[extropy-chat] Our Solar System Planets

Amara Graps amara at amara.com
Thu Aug 17 08:28:54 UTC 2006


Spike,

>Amara will be able to answer this one.
:-( No, I can't.

>Our solar system is now considered dustier and rockier than the average
>solar system.  True or false?  Or is it less dusty and more rocky?
>Icier?

I don't think that one can answer this question yet because I don't
think that observations can resolve well-enough the debris disks to the
resolution that you need; i.e. the instruments must have the the
sensitivity to resolve tenuous debris disks like our Asteroid or Kuiper
Belts, but around other stars. To answer your question of ice versus
rock needs modeling which includes albedo and emissitivity of the
dust grains too. From [1], the Fomalhaut debris has been resolved enough
for this kind of work, but the models haven't been 'fine-tuned' enough
to address this level of dust composition.

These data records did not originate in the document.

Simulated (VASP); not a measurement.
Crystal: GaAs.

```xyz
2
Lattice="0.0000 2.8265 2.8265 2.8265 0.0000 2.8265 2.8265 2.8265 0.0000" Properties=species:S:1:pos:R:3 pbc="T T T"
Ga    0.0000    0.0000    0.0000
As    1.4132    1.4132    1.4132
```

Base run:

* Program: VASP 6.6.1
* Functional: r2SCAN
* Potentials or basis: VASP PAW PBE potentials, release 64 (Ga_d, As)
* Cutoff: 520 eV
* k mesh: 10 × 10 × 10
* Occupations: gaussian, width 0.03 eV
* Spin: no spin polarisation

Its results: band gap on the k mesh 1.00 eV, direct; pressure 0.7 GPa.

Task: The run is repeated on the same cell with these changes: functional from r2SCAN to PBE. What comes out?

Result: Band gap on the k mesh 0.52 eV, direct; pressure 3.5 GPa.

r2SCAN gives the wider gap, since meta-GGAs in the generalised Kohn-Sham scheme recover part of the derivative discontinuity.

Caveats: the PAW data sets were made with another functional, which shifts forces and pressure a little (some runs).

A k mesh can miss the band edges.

You must also compare the relative ages because debris disks always
change in time. And you must compare the same (relative to the star)
radii in the debris disks. For example, our inner Solar System has
experienced stochastic events producing sudden increases in dust flux
during the last few Myr, which could be caused by a number of factors
that are probably common in other debris disks too. Do we know
what are the likely time in a debris disk evolution for these events?
Not sure.

According to [1], our own solar system experienced a large dynamic
"re-arrangment' where the Asteroid Belt and the Kuiper Belt were
depleted by factors 10-100 times during their histories (because
collisional evolution would not produce the low-mass belts we see
today). A Late-Heavy-Bombardment (LHB) depletion event is one good
explanation, and there is some evidence for that in the lunar cratering
record, but the extra dust produced would be a one-time transient event
only. After a LHB event, the system would be cleared of debris and dust
and would evolve slowly. Models comparing with data for extrasolar
debris disks point in that direction and for our own Solar System too,
the models and data indicate that our own Asteroid Belt, the
earth-crossing asteroid population, and the zodiacal cloud have had
nearly constant density for the past ~3 Gyr. LHB events probably
happened in other debris disks too, but it is not clear if the timing of
our own event is typical.

Comparing to Spitzer targets, the authors of the paper [1] say that
"The general lack of observed mid-IR excesses in Spitzer targets older
than 30 Myr could mean: a) most systems do not have belts at
temperatures like our asteroid belt, or b) most have LHB-like events
earlier in their histories.

and

Comparing to Spitzer targets, the authors of [2, pg. 1169] say that for
stars with a single measurement of 70 micron excess, the dust properties
are generally consistent with Kuiper Belt configurations - distances of
several tens of AU -- but at temperatures of ~50K, which exceed our Kuiper
Belt's L_dust/L_star by factors of ~100.

I have not answered your question to a satisfactory level, but that is
all I can do now (would need to read some papers, not enough time).
To give you the references that I would use myself to answer better
this question, I suggest for you to take a look at the debris disk
papers; it is a full and comprehensive collection!

You can begin here:

Mark Wyatt's publication list
http://www.ast.cam.ac.uk/~wyatt/

But then go to this _very extensive_ site by Paul Kalas on debris disks:
http://www.disksite.com/
and click on "Virtual Library"


[1] Evolution of circumstellar disks around normal stars: placing our
solar system in context Meyer M. R., Backman D. E., Weinberger A., Wyatt
M. C. 2006. In Protostars and Planets V, eds. B. Reipurth, D. Jewitt and
K. Keil (Tucson: Univ. of Arizona Press).
http://www.ast.cam.ac.uk/%7Ewyatt/mbww06.pdf  (look at sections 5, 6)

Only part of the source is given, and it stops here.